Frank,

Thanks for the info.  I've wondered about that.

In the days of 3D printers and CAD/CAM, it might be possible to have a 'run' of 
these 'made to order', so to speak.

I wonder if Linear Technology would have any information about them?

Thanks again.

Joe

-----Original Message-----
From: volt-nuts [mailto:[email protected]] On Behalf Of Frank Stellmach
Sent: Wednesday, January 28, 2015 5:28 AM
To: [email protected]
Subject: [volt-nuts] plastic caps on 3458A reference board

Hello Joe,

yes the cap consists of two parts.
The upper one serves for thermal isolation of the LTZ1000A TO99 case against 
the environment and therefore reduces the power dissipation of the oven.

The part on the solder side is much more important, as it covers the solder 
joints and avoids air draught over these pins. That avoids these low frequency 
voltage variations, which are mentioned in the LTZ data sheet.

Anyhow, there are no further shieldings around the PCB, so the solder joints of 
the OP Amp and the precision resistors are exposed to that air draught, maybe 
from the fan.
That's a further engineering fault they made on this reference.
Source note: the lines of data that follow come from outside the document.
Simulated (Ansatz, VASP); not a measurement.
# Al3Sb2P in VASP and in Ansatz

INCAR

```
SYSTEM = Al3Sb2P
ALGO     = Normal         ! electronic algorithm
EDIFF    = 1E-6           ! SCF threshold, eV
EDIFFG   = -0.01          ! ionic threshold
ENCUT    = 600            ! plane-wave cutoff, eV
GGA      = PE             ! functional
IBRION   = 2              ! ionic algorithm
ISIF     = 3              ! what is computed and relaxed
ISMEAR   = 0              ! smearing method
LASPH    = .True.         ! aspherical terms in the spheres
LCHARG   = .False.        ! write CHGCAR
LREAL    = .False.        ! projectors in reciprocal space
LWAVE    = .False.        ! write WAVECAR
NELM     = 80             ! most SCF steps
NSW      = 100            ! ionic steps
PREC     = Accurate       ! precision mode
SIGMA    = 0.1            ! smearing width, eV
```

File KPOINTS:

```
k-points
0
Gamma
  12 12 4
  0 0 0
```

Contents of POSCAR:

(The other faults are the 95°C oven temperature, the use of the A version 
instead of the non A, and the use of R417,200k temperature compensation 
resistor, which is necessary for the non A version only.)

The hat is not included in the BOM inside the CLIP, therefore can not be 
ordered from HP, obviously.

It is a smooth, shiny plastic, resembles the one used around the LM399H.
Wasn't latter one something like polysulphone?

Maybe suitable pieces of polystyrol foam will do the job also.